Let’s be very clear: America’s only Formula One team has a PR situation best described as “hellish” this season. Its car is a hot mess that only gets airtime if it’s in the gravel trap, its former drivers (Grosjean and Magnussen) are thriving in the U.S., and despite signing the literal son of Michael Schumacher to one of its seats, it’s the other driver, Nikita Mazepin, who drew attention to the team before, during, and after the team launched this year’s car.
That’s not the PR team’s fault, it’s just trying to do a job. It’s not anyone at Haas’s fault, really, bar Mazepin himself, whose billionaire father is currently paying the bills to keep the lights on so the team isn’t going to be losing him any time soon.
Mazepin inserted his entire foot into his mouth early on in the season by saying he intended to do his talking on the track. That’s the sort of thing you can say if you’re Max Verstappen and about to beast your way past Lewis Hamilton for the title lead. It’s less advisable when you have a real dog of a car and you’re a rookie with mediocre F2 results.
Needless to say, the on-track talk hasn’t been a standout oratory performance. There’s nothing that can really be expected of either Haas driver this season, with the car millions of miles off the pace and with very little hope of scoring a point unless total chaos happens at the front. Over the short lap of Spielberg last weekend, Mazepin was lapping over a second back from George Russell’s times in the Williams.
That’s a rough deal for a rookie. Mazepin’s occasionally quite sweet side showed in a quote after the race where he said “if there’s one thing I can ask for Christmas it’s just to finish on the same lap as others.”
F1 cars are mindbogglingly complicated to drive in the first place, and the Haas car is so bad to drive that both Mazepin and Schumacher have their work cut out for them. It’s not easy to be fast, so the Haas drivers do deserve some sympathy for struggling, but Schumacher maybe moreso.
The son of the seven-time world champion even asked on the radio if Mazepin was trying to kill him, in a late-race move during the Azerbaijan Grand Prix that the FIA curiously failed to investigate and had to publicly ask that any further swerves faces a harsher penalty. He’s the only driver likely to be far enough back to have to fight with his teammate and wrangling just as bad a car, after all.

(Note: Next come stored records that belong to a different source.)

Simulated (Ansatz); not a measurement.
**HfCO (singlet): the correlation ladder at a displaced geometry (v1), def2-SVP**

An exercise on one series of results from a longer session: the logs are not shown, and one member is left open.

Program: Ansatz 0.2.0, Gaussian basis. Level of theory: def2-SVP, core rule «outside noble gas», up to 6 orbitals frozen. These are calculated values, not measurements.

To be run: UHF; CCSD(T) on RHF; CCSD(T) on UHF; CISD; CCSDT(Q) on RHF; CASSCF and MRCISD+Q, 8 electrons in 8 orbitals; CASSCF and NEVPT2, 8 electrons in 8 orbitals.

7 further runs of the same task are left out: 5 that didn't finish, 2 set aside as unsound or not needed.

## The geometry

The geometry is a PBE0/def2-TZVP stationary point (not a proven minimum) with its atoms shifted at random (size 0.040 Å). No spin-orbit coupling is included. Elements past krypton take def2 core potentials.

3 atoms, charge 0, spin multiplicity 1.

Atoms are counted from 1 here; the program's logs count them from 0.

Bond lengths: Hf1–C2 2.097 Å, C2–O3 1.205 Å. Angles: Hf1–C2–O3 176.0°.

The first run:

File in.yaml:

But Schumacher calling Mazepin’s driving out obviously isn’t helping the team’s PR problems. It’s got to do something about Nikita’s image before it swallows a team that was on the brink of not existing, last year. So it’s obvious that PR came up with a cute way to show Mazepin in a good light. A staged social media video showed team boss Günther Steiner gifting him a spinning top, in commemoration of his habit of doing it on track and (fairly mean) fan nickname “Mazespin.”
It’s a stroke of social creative genius that deserves credit for being exactly that. Rehabilitating the image of a driver whose behavior the team had to condemn as “abhorrent” a week after signing him is an impossible task. And Haas has a duty not just to themselves but also Mazepin to somehow do it.
Whoever came up with it is smart as hell. The stunt got reported across F1 media, in at least one UK newspaper, spread like wildfire across social media and Reddit and even we wrote about it. It’s the sort of fluff that bangs on the internet.
There’ll be loads more like it, no doubt. Haas has started the turnaround on a situation it’s got no choice but to resolve from its own perspective. At the same time, a sweet nothing has been done via the FIA or FOM over the initial outcry from Mazepin’s groping video. What was an opportunity to discuss what’s acceptable has dissipated into the rhythm of the season without a working group, let alone a resolution.
Haas’s problems are for the whole sport: it’s too easy to be uncompetitive, money is still an issue for a lot of teams, stewarding decisions can be troublingly selective and risking high-speed collisions ruins it for everyone. Its PR department can only work with what it’s got but everyone else can keep up the scrutiny on that.
Fans are allowed back at races in mass numbers from this weekend’s Austrian Grand Prix, which is awesome after so long away from the tracks. Racing should be for everyone, but that’s the one meme that never quite takes off.